The Supreme Court on Thursday issued a surprising order in the case related to the disqualification proceedings initiated against 19 MLAs of the Congress in Rajasthan.

In its order, the Supreme Court refused to interfere with the Rajasthan High Court’s decision to issue necessary orders in the case on Friday. However, the Supreme Court said that the High Court’s decision would be subject to the proceedings before the Supreme Court in a petition moved by the Rajasthan speaker on Wednesday.

The Supreme Court said:

“The case requires prolonged hearing so as to decide the question of jurisdiction. However, prayer is made that the High Court should not pass an order on which it has heard the matter and reserved the order. 

As the High Court has already heard the matter after prolonged arguments  and reserved the order, we are not staying the passing of the order, however, whatever order is passed shall be ultimately subject to the outcome of this petition.” 

The controversy is a consequence of the political tug-of-war in Rajasthan’s Congress government between Rajasthan Chief Minister Ashok Gehlot and Sachin Pilot, who was deputy chief minister until he and the 18 others staged a revolt earlier this month. On July 16, Rajasthan Assembly Speaker CP Joshi issued show cause notices to Pilot and the other Congress rebels asking why they should not be disqualified for “anti-party activities”.

The MLAs approached the Rajasthan High Court and challenged the validity of paragraph 2(1) (a) of the Tenth Schedule to the Indian Constitution, otherwise known as the anti-defection law, which deals with MLAs voluntarily giving up membership. On July 21, the High Court requested the speaker to extend the time given to the MLAs to respond to his notices till Friday, when it is expected to deliver its ruling in the case.

The matter that came up before the Supreme Court on Thursday was a special leave petition moved by the Rajasthan speaker against the interim order of the High Court on July 21.

The speaker had argued before the Supreme Court that an order stopping him from carrying out the disqualification proceedings violated a Constitution bench judgement of the Supreme Court delivered in 1992. The Suprt Court had held that a speaker cannot be given directions by the court before the disqualification process was finished.

The Supreme Court order raises several questions over the fate of the proceedings before the High Court and the disqualification proceedings before the speaker of the Assembly.
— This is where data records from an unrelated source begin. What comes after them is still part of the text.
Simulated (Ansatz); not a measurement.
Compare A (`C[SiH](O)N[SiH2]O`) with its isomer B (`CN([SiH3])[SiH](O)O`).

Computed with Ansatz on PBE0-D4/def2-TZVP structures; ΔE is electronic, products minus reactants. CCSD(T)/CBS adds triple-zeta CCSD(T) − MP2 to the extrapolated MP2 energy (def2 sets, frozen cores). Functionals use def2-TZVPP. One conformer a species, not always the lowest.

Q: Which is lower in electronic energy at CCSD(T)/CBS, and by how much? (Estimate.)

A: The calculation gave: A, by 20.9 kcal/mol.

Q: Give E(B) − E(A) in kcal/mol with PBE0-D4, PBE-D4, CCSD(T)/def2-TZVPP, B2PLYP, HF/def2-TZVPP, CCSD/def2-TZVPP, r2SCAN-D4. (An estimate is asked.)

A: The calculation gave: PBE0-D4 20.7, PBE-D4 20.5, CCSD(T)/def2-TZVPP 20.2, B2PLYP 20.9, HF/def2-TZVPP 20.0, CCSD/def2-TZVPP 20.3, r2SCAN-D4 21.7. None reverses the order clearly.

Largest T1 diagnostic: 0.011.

MLAs of the Bharaitya Tribal Party with Rajashtan Chief Minister Ashok Gehlot. Credit: Ashok Gehlot via Twitter

Supreme Court directions

During the proceedings on Thursday, Justice Arun Mishra observed that voices of dissent cannot be suppressed in a democracy. He said this in reply to lawyer Kapil Sibal’s argument that anti-party comments and refusing to participate in party meetings were valid grounds to initiate disqualification proceedings against the 19 rebels. He contended that such behaviour amounted to voluntarily giving party membership as defined under the anti-defection law.

Citing the 1992 Constitution bench judgement, Sibal, who represented the Rajasthan speaker, said the High Court’s decision to ask the speaker to extend the time given to the MLAs to respond to show cause notices till it delivered its ruling was a quia timet action, that is an injunction to halt a particular act. This, he said, was a violation of Supreme Court precedent, as it was for all purposes an interim stay on the disqualification process itself.

The court did not accept the request for a stay and allowed the High Court to pass its verdict, which would be subject to the outcome of the proceedings before the Supreme Court.

However, what would be the effect of such an order remains uncertain.

First, the matter before the Supreme Court was a challenge to the interim order of the High Court, directing the speaker to extend the time given to the MLAs to reply to his notice. The petition did not ask for a stay on the High Court’s test of the constitutional validity of the anti-defection provision.

Second, given that the jurisdiction of the High Court to pass such an interim order was questioned, it was expected of the Supreme Court to decide on this question before the High Court could pass the order on July 24. Otherwise, the petition against the interim order could become irrelevant: by the time the Supreme Court hears the matter again on July 27, the High Court would have already passed its verdict.

It is probably to ensure the petition does not become irrelevant that the Supreme Court seems to have made the High Court verdict subject to the proceedings before it. But this has another effect.

Crucial questions

Not only did the 19 MLAs challenge the notices issued by the speaker, they had also challenged the constitutionality of 2(1)(a) of the anti-defection law before the High Court. This raises the question of whether only those elements of the High Court proceedings with regards its jurisdiction to order the speaker are subject to the Supreme Court proceedings or if the entire judgement, including possible pronouncement on the constitutionality of the anti-defection provision, is subject to it.

Usually, when a High Court passes a judgement, the parties challenging the verdict have to approach the Supreme Court through the appeal process. But given the Supreme Court order on Thursday, it seems the speaker’s application against the High Court’s interim orders may become an indirect appeal proceeding against the final judgement itself, assuming that the Friday ruling would not be another interim order. This is because if the Supreme Court rules that the High Court had no jurisdiction to admit the challenge to the notices, a significant part of the High Court proceedings could become nullified.

The final element to the Supreme Court order is what happens to the speaker’s powers to proceed with the disqualification proceedings in case the High Court allows it on Friday. Would the speaker be forced to halt the proceedings and wait for the Supreme Court to adjudicate on July 27 or would such a High Court order empower him to go ahead immediately?

Also relevant is the fact that the 1992 apex court judgement that upheld the anti-defection law, including 2(1)(a), was a Constitution bench verdict. But the one that heard the speaker’s application on Thursday was a three-judge bench. Any change to the 1992 judgement can only be made through a reference to a larger bench.